180solutions responds: Our company serves more than 20 million consumers who enjoy rich content, downloads, and applications supported by our software. We maintain a high retention rate among our thousands of advertisers, which range from high-profile household brands to small businesses.
180solutions takes customer complaints very seriously and makes a priority of constantly improving our software, our install processes, and the user experience overall. Visibility to consumers is of paramount importance to us, and we strive to ensure that our business model, purpose, and software are completely apparent to all of our users all of the time.
Editor's Note: Inc. reserves the right to withhold a listing on the Inc. 500 if we have concerns about a company's business practices. In the course of researching 180solutions' business last year, we became aware of the issues Mr. Knox raises. Similar charges have been raised against many others in the controversial adware business. We took a hard look at 180solutions, and because at the time it seemed the company was taking steps to address the concerns we raised, we decided to give it the benefit of the doubt. We will give 180solutions another hard look should it qualify for the list again this year.
Whether or not health savings accounts turn out to be the best approach to take for his rising health care expenses, I commend Guille Cruze, CEO of White Stone Group, for seeing a need for change and making it happen [Case Study, November]. The best possible outcome will be an improvement in employee usage of health care services and, more important, health care dollars.
Scott Benefit Services
Your article about the relationship between diverse employee backgrounds and innovation begins with the statement, "Research shows that innovation won't happen without a diverse work force" ["Dealing With Diversity," November]. But the only support for this assertion you show is a study of how well some students solved murder mysteries. Some big innovations have come from homogeneous teams: at IBM in the '50s from employees of mainly European descent and at Sony in the '80s with an almost entirely Japanese research team. And a large part of the advances in cell phones have come from Finnish researchers.
I'm not against diversity, but I think you need more supporting data before you can conclude that innovation isn't possible without a diverse work force.
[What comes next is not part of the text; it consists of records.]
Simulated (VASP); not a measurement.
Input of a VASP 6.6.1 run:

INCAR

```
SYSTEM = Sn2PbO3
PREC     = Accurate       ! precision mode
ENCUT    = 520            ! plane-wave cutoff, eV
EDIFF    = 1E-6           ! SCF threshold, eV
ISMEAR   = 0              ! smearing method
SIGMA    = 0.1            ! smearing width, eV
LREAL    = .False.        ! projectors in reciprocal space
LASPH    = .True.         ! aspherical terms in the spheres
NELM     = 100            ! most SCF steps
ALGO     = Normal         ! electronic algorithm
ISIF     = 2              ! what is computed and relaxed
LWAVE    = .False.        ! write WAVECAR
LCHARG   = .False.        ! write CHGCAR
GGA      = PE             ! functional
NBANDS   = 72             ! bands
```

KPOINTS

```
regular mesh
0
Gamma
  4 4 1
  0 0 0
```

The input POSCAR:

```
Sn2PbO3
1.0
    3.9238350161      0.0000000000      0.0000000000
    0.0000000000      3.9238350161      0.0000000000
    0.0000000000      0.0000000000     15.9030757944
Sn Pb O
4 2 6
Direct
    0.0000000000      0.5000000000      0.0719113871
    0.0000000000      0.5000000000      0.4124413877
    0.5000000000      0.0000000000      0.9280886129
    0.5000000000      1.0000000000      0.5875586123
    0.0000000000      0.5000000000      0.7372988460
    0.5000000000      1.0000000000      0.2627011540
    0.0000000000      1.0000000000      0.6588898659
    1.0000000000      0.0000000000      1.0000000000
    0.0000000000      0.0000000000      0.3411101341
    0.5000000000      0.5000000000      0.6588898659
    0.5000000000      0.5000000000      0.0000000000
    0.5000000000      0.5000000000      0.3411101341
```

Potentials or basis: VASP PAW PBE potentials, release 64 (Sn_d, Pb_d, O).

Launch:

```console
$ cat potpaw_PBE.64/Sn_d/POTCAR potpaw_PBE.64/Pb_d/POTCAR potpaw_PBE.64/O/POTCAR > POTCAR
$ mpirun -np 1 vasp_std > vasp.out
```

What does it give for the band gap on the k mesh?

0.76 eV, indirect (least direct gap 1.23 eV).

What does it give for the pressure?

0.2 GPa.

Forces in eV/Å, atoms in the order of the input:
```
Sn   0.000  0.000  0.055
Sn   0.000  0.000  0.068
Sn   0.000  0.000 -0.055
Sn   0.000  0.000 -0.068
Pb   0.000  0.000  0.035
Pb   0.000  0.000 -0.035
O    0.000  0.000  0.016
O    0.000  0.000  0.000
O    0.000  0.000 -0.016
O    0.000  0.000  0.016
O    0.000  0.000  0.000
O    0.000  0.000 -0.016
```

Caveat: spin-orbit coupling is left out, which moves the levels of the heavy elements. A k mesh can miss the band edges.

How can Norm Brodsky say that choosing your company name isn't a big deal ["The Name Game," November]? Several years ago, my wife and I sat down to pick a name for my upstart bus sales company. We could have picked Mel's Bus Sales or Friendly Bus Sales, but if I were going to solicit potential customers in New York City, I needed a name that didn't sound so small and unsophisticated.
Thirteen years later, I am still the only working employee of my company and nobody knows the difference. If I had called it Mel's Bus Sales, I might be out of business today on name alone.
Broadway Bus Sales
Lately, Norm Brodsky has been on a crusade against marketing ["Marketing for Dummies," October]. After nearly two decades in sales and marketing, I have a pretty thick skin when it comes to criticism of my profession. But Brodsky's criticism isn't directed toward just deceptive or ineffective marketing.
He defines marketing as "using advertising, signage, [etc.] to manufacture an image of your company [to make consumers] more interested in buying whatever you sell." He rightfully objects to marketing that manufactures an image that isn't "based on who you really are and what you really do." Indeed, understanding who you really are and what you really do, studying how that distinguishes you, deciding how to present it to clients and prospects--that's what marketing is, by my definition.
Brodsky narrows that definition considerably. He puts marketing activities that support sales under the label of sales. Then he redefines marketing to mean only those activities that don't truly support sales--what I refer to, with derision equal to Brodsky's, as marketing for marketing's sake. Good marketers handle what Brodsky himself identifies as crucial functions: "to locate, land, delight, and serve customers." That necessarily includes communicating with them. The better those functions are handled, the better the bottom line. In short, good marketers sell.
In talking to clients, I often set the M-word aside if it seems to be an obstacle to discussing the real issues that impact sales. One problem with an antimarketing stance like Brodsky's is that what starts out as an aversion to marketing for marketing's sake can lead to avoiding a whole range of activities related to strategy, market research, communications, and relationship management.
As for Brodsky's contention that "much of what passes for marketing these days is a waste of time and money," he's dead on. But the same could be said for some of what passes for R&D or a host of other business activities. The goal should be to seek out best practices and continually improve performance.
It's interesting that in Brodsky's November column, "The Name Game," he relates giving advice to a young businesswoman that, like advice he's given in the past, matches exactly what you'd hear from a good marketing consultant: Focus on what you do well, clarify your understanding of your business, then communicate that to your market.
Director of business development
"Building a Global Alliance" in the September issue contained several errors. We listed an inaccurate job title for Chuck Foley, who is president of Tacit Networks. Greg Grodhaus is the company's CEO. We also misstated the time frame of the manpower dilemma at Tacit Networks. The company had 60 employees and revenue of less than $5 million at the start of 2005. And, when the article was printed, Tacit Networks was projecting its revenue would reach $10 million by the end of 2005. It had not already jumped that high, as we stated.
The photograph of Joe Fernandez on page 165 of the November issue was incorrectly credited. It should have been attributed to Patrick Fraser. In the December issue, we misspelled the name of Peter Yang, who photographed Shun Yen Siu and Deirdre Quinn on page 62.